Does anyone have any experience of changing the monitors in their ceph cluster transparently for running VMs?
We have recently bought new hardware to replace our old Ceph monitors, I have replaced two of the three monitors in the Ceph cluster (one at a time, addding one then removing one). I have updated the CEPH_HOST property of our datastore in opennebula and newly launched VMs pick this up and use the right mons. However VMs instantiated before I made this change are still using the old mons for CEPH_HOST. In practice they are all talking to the one original mon remaining as the others are no longer in the ceph cluster and are now shutdown. I would very much like to migrate these remaining VMs to using the new mons, as I would like to remove the remaining old one (and it is precarious having them rely on a single host).
I can’t think of a clean way to make that work, maybe, just maybe, you could perform a migration (or live migration) and in the new host use iptables to route the connection to the proper host (-t mangle?). So in the deployment file you will still have the old ips, but iptables will forward the connection to the new ips. Not sure if that would work, and I believe it would be quite dangerous…
Another possibility would be to stop opennebula and edit the database in order to replace the ips.

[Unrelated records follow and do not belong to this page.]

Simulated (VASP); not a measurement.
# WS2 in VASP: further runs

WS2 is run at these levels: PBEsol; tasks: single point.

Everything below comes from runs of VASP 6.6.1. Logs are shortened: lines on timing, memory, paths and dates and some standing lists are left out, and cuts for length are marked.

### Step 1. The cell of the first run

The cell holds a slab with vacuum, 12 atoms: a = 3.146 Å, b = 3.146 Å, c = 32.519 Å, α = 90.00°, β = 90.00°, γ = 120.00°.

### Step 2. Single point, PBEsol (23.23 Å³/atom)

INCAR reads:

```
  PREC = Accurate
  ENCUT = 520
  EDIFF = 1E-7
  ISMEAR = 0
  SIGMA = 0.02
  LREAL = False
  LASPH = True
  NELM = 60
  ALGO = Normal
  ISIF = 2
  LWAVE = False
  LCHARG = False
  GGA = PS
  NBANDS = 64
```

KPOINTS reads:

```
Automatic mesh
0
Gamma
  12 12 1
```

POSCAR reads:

This makes a strong case to use domain names instead of ips in the ceph_mons. I hadn’t thought of that…
We’ve also recently moved to some new hardware and have run into a problem migrating machines which have a stale list of ceph_host. I am able to update vm_pool set body = … and this does work, but only if the change is made while oned is stopped. I assumed the vm description data is stored in memory on the host while it’s running for (potentially?) performance reasons but it seems odd that this description would clobber any changes made while the vm is running.
I’m sure this is just a misunderstanding of how opennebula works but I’m curious about the design decision.